Lambeth has some of the country’s most polluted air, lacks outdoor space for exercise and socialising for the many local people who live in flats, and dangerous roads resulting in too many people getting injured.

To address this a new Healthy Neighbourhood Plan has been set out to build on the pioneering work already undertaken in Lambeth, and to work alongside local residents to create a better future.

This includes making the borough more equal, because at the moment our Black, Asian and Multi-Ethnic residents are more likely than average to be exposed to air pollution, be injured in a traffic incident and suffer illness through lack of exercise.

The council is planning to mainly fund the work, which is budgeted at £10million, through ongoing Greater London Authority grants for transport projects.

Cllr Rezina Chowdhury, Lambeth’s Deputy Leader (Sustainable Lambeth and Clean Air), said: “Lambeth is a walking, cycling and public transport borough. The vast majority of trips are already made in these ways and most households do not own a car.

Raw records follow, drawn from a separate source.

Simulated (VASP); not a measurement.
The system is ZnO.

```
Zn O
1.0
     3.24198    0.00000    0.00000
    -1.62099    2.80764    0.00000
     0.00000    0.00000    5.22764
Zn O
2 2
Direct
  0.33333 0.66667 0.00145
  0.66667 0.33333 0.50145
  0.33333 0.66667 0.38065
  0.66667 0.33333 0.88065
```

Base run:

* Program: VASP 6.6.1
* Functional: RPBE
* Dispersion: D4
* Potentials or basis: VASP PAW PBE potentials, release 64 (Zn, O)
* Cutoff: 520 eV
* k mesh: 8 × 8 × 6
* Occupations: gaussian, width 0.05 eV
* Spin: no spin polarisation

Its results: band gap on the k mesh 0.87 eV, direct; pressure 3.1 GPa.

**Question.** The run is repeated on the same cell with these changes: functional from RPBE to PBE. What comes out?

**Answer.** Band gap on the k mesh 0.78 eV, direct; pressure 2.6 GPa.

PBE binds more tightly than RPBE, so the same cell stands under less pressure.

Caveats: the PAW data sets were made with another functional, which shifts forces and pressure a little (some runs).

“We have managed to get an important amount of money for Lambeth so we can work with local people to create a borough that both builds on this, and better meets their needs.

“That’s a Lambeth where people can walk, scoot and cycle safely, has lower pollution, with more trees and is better adapted to a warming climate which is causing a lot more heavy rain, flooding and some dangerously high temperatures.”

Cllr Chowdhury is appearing at an All Party Parliamentary Group on Wednesday (Sept11) to detail for MPs how Lambeth has consistently been at the forefront of rethinking streets and public spaces to make them safer, attractive and more sustainable places.

She said: “We’ve done a huge amount of work in Lambeth already to reclaim our kerbsides, make neighbourhoods more pleasant, make roads safer, supported cycling and improve accessible. We’ve worked in partnership to cut carbon emissions across the borough.

“But there’s still so much to do if we’re going to meet our 2030 ambitions.

“This new Healthy Neighbourhood Plan has a crucial role in that and I look forward to working with local people as we work together on achieving the changes we need to make, especially for the most vulnerable in our communities.”

Lambeth has seen a series of neighbourhood projects completed across the borough including in Loughborough Junction, West Dulwich, Brixton, Oval, Clapham, Tulse Hill and Streatham. Dozens of school streets projects have been completed to make pick up and drop offs safer for children and more than 300 new secure cycle parking spaces have installed.

Other the next two years the council aims to continue refocusing local streets for local people, creating more cycle lanes, better high streets, walking routes, green spaces, new Healthy Neighbourhoods in Stockwell, the South Bank and Clapham Common, more safe bike storage and more electric vehicle charging points.